If $x^3+y^2$ and $x^2+y^3$ are integers, show that $x$, $y$ are integers

Let $x^3+y^2=a$ and $x^2+y^3=b$, where $a,b \in\mathbb Z$, then we have

$$(a-x^3)^3=(b-x^2)^2 \\ x^9-3ax^6+x^4+3a^2x^3-2bx^2-(a^3-b^2)=0$$

and

$$(a-y^2)^2=(b-y^3)^3\\ y^9-3by^6+y^4+3b^2y^3-2ay^2+(a^2-b^3)=0.$$

Then the Rational root theorem immediately tells us $x \mid a^3-b^2$ and $y \mid a^2-b^3$. This means $x,y\in\mathbb Z.$

Valuations to the rescue.

Hint: Assume that at least one of $x,y$ is not an integer. Let $p$ be a prime factor appearing in one of the denominators. Without loss of generality we can assume that $p$ appears in the denominator of $x$ to at least as high a power than in the denominator of $y$ (otherwise swap their roles in what follows). Show that this implies that $p^3$ is a factor of the denominator of $x^3+y^2$.

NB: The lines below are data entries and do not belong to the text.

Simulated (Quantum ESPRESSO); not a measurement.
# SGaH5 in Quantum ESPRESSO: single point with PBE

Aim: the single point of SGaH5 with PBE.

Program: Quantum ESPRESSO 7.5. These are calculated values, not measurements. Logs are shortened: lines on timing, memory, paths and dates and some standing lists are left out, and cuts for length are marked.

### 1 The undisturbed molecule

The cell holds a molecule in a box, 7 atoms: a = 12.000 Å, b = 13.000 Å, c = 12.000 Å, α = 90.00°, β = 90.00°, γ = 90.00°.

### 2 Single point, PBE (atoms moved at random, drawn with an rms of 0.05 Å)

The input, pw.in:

Suppose $x=a/d$ and $y=b/d$ with $d\gt0$ and $\gcd(a,b,d)=1$ (i.e., write $x$ and $y$ with the smallest possible common denominator). Then $x^2+y^3=m$ implies $b^3=(md^2-a^2)d$, which implies $d\mid b^3$. Likewise, $x^3+y^2=n$ implies $d\mid a^3$. Thus

$$0\lt d=\gcd(a^3,b^3,d)\le\gcd(a^3,b^3,d^3)=(\gcd(a,b,d))^3=1^3=1$$

hence $d=1$, and so $x$ and $y$ are integers.